December 01, 2012
Dear Mr. Brown,
First of all, congratulations. Your discovery of Eris in 2005 led directly to the reclassification of Pluto, profoundly altering our conception of the solar system. More importantly, in the process, you simultaneously broke the hearts of sentimental saps and/or third graders everywhere.
I should know: I used to be one of those saps. I have to admit, when Pluto was demoted in 2006, I was pretty depressed. Let me explain: I’ve always felt a certain kinship with Pluto. Like Pluto, I live in a far-flung, cold area that doesn’t get a lot of sunlight. It is called Minnesota. At 5’6” and one-hundred-and-something pounds, I am also pretty small. You could say that I was the Pluto of my high school football team. Everyone publicly admired me for my pluck, but in private, my teammates rolled their eyes at my feeble attempts to fit in where I so obviously did not belong.
The same is true for Pluto, of course. It may be tiny and cute, but it’s clearly the little orphan child of the solar system. Your discovery just made it clear that Pluto’s not alone; there’s a veritable orphanage of Pluto’s tiny misshapen brethren out there.
Plus, the more I think about it, the more irrational my former Pluto-love seems. I mean, we usually depict Pluto as a cute, well-meaning character. But we don’t even know if it’s actually cute. Even with the Hubble Space Telescope, our best photos of Pluto are drab smudges. For all we know, Pluto could be a bitter, malevolent chunk of rock covered in Confederate flags and littered with empty Jack Daniels bottles.

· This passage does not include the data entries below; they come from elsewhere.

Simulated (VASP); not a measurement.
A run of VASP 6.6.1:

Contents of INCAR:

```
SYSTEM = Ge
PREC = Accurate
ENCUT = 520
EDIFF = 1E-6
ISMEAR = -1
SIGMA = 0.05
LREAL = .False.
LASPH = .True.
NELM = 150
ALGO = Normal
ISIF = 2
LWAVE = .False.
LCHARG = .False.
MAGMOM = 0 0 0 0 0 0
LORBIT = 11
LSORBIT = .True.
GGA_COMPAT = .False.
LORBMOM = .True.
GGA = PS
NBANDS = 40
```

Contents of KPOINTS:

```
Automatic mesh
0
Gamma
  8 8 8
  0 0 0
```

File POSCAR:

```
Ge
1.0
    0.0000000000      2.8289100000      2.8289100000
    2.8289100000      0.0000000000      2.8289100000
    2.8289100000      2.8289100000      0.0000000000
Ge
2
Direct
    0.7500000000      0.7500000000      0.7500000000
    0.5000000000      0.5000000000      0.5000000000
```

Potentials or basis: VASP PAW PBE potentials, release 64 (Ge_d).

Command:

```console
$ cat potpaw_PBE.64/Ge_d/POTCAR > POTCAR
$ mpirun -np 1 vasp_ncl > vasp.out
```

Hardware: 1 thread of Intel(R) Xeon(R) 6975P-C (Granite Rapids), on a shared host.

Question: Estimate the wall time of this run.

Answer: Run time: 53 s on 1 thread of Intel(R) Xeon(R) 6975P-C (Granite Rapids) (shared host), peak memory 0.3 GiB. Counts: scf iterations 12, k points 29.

On Twitter, you go by the handle @Plutokiller and you’re often referred to the “man who killed Pluto.” If I ever got such an amazing title, I’d run with it. Given your Pluto-killer moniker, I’ve got a couple of questions for you.
First, since you killed Pluto, have you considered making Pluto your trophy, like the Predator does with the skeletons of his quarry? Given that our New Horizons probe won’t actually reach Pluto until 2015, disemboweling Pluto and festooning your office with its rocky innards is probably impossible for now. Nonetheless, maybe at some point in the future you could just steal its smallest moon. Then to keep the other dwarf planets in line, you could launch it into one of them, maybe Eris.
About Eris: As I understand it, before Eris and its moon Dysnomia received their official designations, you referred to them as Xena and Gabrielle, obvious references to the TV show, Xena: Warrior Princess. Did you discuss this beforehand with Lucy Lawless and Renée O’Connor, the stars of that show? I could conceivably see the actresses taking your gesture the wrong way. I mean, you named heavenly bodies after the actresses’ heavenly bodies. And let’s be honest, by definition, astronomers spend a good portion of their time peering through massive telescopes; viewed uncharitably, your profession can be seen as a little stalker-y. (The only difference is the direction the telescopes are pointing.)
As I dabble in stargazing, I have a little experience in this regard. My house faces south, so I usually have to stargaze from my front yard. This is weird enough in itself. The problem is, my house is located in a cul-de-sac, so everyone on the block can see me. Plus, if the object I want to observe is relatively close to the horizon, I have to aim just above my neighbors’ houses.
This has led to strange encounters with my neighbors, who probably think I’m some sort of creep. When someone spots me stargazing, I half-expect them to come back out with a firearm. If that were to occur, I somehow doubt that yelling, “But I only want to honor your wife’s beauty!” would make them put down the shotgun.
Finally, one last question. As you killed Pluto, I have to ask: have you ever played Mortal Kombat? Given your skill at dispatching actual planetary objects, you’d probably be pretty good at killing virtual enemies. Then again, Mortal Kombat was probably a generation or so after your time, but you played Asteroids, right? I bet you were either really, really good at it, blowing up everything, or really terrible, as you were trying to get as close to the asteroids as possible to study them.
Thanks again for your discoveries, and let me know what you think.
P.S. What is your view on the brontosaurus?